Friday, April 26, 2024

Looking back to 1900 in Granbury — a foundation for things to come

Posted

BRIDGE STREET HISTORY CENTER

Dan Vanderburg is a local author and speaker who loves Texas history. He has published six historical fiction novels to date about exciting events in Texas history. As a speaker, Dan presents programs about everyday life in early Texas.

The town of Granbury by 1900 had grown and progressed tremendously since it was founded almost 30 years earlier. By then, the architecture on the square had changed from its rough wood and log buildings to look much like it does now.

Let’s see if you can imagine what things were like here more than 120 years ago. Stepping onto the Granbury square today is like opening a door to the past. Its limestone and brick buildings and classic architecture with iron store fronts, fancy roof cornices and tall, narrow windows and doors can easily take you back in time if you let your imagination wander.

So, let’s go back and look at Granbury in 1900. It’s a Saturday afternoon in late fall. The air has cooled from the scorching heat of the summer. It’s harvest time.

The farmers and their large families have been working hard, picking cotton. Most of the farmers have already harvested their grain and brought it to the grist mill for processing.

The ranchers have taken advantage of the new railroad and sent their stock to market in the cattle cars. The added cost of shipping the steers by rail is covered by the weight they kept on the stock by not walking it off on a long trail drive.

Saturday afternoon on the square at harvest time is a hive of activity. Dozens of teams of horses and wagons loaded with loose, raw cotton on their way to the gin are parked  around the square. Others are loaded with processed bales, ready to go to market.

Saddle horses and buggies are tied to hitching rails next to the courthouse. Women shop and visit in the stores while the men swap stories outside. Children skip along the boardwalks, darting in and out of the stores to look at the new items for fall and winter.

Along with new buildings on the square replacing the original wooden ones, many fine homes were built off the square in classic styles of the times. Of course, the most notable construction project was the magnificent courthouse in the middle of the town square. Built in the French Second Empire style of the finest materials, including imported woods and local limestone from our own quarry, it was completed in 1891 at the cost of $40,000.

This area was populated with hard-working people with strong religious and family values. Having good schools was high on their priority list. By the mid-1880s there were several schools with about 50 teachers in the county.
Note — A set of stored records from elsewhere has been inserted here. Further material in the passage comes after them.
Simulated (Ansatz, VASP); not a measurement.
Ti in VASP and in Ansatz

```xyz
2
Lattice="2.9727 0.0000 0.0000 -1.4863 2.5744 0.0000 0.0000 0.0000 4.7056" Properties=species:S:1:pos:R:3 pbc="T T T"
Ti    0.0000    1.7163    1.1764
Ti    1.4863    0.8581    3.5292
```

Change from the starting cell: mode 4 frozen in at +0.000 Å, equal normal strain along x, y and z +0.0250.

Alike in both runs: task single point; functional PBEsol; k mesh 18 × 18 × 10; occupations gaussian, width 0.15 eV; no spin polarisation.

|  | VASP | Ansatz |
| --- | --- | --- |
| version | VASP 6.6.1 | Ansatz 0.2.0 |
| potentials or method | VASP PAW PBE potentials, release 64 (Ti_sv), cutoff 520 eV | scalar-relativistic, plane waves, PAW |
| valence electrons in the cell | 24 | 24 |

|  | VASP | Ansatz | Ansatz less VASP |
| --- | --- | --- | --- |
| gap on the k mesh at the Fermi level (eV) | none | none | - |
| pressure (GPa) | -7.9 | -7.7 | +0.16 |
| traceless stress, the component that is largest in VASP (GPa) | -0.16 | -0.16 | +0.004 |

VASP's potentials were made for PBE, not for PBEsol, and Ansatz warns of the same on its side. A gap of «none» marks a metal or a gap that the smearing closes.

Public water and city electrical power was still several years away, so citizens got along fine with private water wells. They heated their homes with wood fireplaces and lit them at night with oil lamps. With no running water, residences and businesses all made use of outhouses behind the main buildings and baths took place with wash basins or a tub on the kitchen floor.

By 1900 Granbury boasted a population of around 2,000. Most came from the southern states after the Civil War, looking for a place to start over. Some grew to become very successful and gave back to their community by raising funds for churches, schools, bridges, the railroad, and served in public office. Through everyone’s effort, their little town made it and thrived.

So, as you stroll these days along downtown Granbury’s sidewalks enjoying the architecture of the historically preserved buildings, the great merchandise in the shops, the food and beverages in the restaurants, wineries and saloons and the music and entertainment the night life has to offer, think about its past. Read the many historic markers and monuments scattered about the square and think of those people who made Granbury the “Best Historic Small Town in America” that will always be “Where Texas History Lives.”